A reporter, a doctor and a football coach are on the street talking …

Looking at this makes me think of numerous jokes that usually start with a priest, a rabbi and an atheist or something to that effect. The difference here, however, is that was the exact setting I found myself in during the Eighth Annual Support Oakdale School’s Fun Run a couple weeks back.

Small town living truly is something special for those who make the most of it and often times our professional and personal personas bleed into one another. Hence the setting that Saturday, as I was teased by the doctor who happens to know me (my family) personally and chose to heckle me in front of the football coach. It’s not his fault, like myself he lacks an edit button which I (and my family) find most endearing.

The beauty of the situation came when the football coach turned the tables on said doctor, giving him a hard time and we all had a good laugh.

As a ‘city’ kid, I still find myself feeling as if I’m living a movie versus real life on the semi-regular. I’m the worst at remembering people know who I am, be it through my work, my children, community involvement or all of the above.

That being said, this brings me back to the setting where our three paths crossed that Saturday, the SOS Fun Run.

I’ve shared in this space before the life-changing effect that simple race had on my life. To summarize, it was my attendance its inaugural year doing double duty as reporter and community member that I witnessed the emotion of a finish line as Shelli Ponce crossed and shared her weight loss journey with me. Little did I know, I would go on to do the same and take a few people along with me for the ride.

To the outside world it’s simply a small town fundraiser for our schools. At surface they would be absolutely right. But as the doctor, coach and I shared with one another that Saturday, there is little about this town that we do ‘small.’ The Eighth Annual SOS backed that up, earning close to $15,000 with 270-plus participants which will now all go back to our students and teachers. Not bad for a ‘small fun run.’
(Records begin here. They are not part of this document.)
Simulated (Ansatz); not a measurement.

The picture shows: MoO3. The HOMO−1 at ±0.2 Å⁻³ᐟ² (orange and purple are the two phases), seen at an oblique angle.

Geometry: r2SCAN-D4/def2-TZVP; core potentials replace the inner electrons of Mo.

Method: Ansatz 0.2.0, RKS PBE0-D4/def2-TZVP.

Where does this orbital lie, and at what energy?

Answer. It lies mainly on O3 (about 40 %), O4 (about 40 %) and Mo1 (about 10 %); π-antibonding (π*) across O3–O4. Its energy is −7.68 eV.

There’s more to it of course. The doctor’s wife happened to be on the board which presented the race. The football coach’s daughter smokes the one mile course each year, and then he hands out water from his driveway during the 5k. The reporter, well, she wanders around aimlessly chatting people up as if she were the hostess because in her spare time she enjoys running and considers this community event ‘home’ oddly enough.

Read like a Reese Witherspoon comedy screenplay? Yeah, that’s my point. That’s what I’ve learned is the beauty of small town living. Unless you actually live it firsthand, it’s only Hollywood that can appropriately capture it in a 2-hour film reel.

And then there’s the how? The why? The where do you come up with these things, that I often hear from friends after reading a column.

In this case, the kudos go to the football coach who happens to be great friends with the doctor and planted the seed. Both men support our local paper and shared they enjoy seeing the variety we share with our community. The doctor even stated he reads it cover to cover, which I know on good standing he does.

While coach had a much different angle pitched at the doctor’s expense for this space, I’ll leave it at this. This town is special. The people, the community, the lifestyle it affords each of us. That’s what community events such as the SOS Fun Run remind me. While I may have paid for a zip code that would bring my family a certain quality of life, in turn I’ve been rewarded by a certain quality of people.

Thanks gentlemen, hope to see you on the course next year … doctor.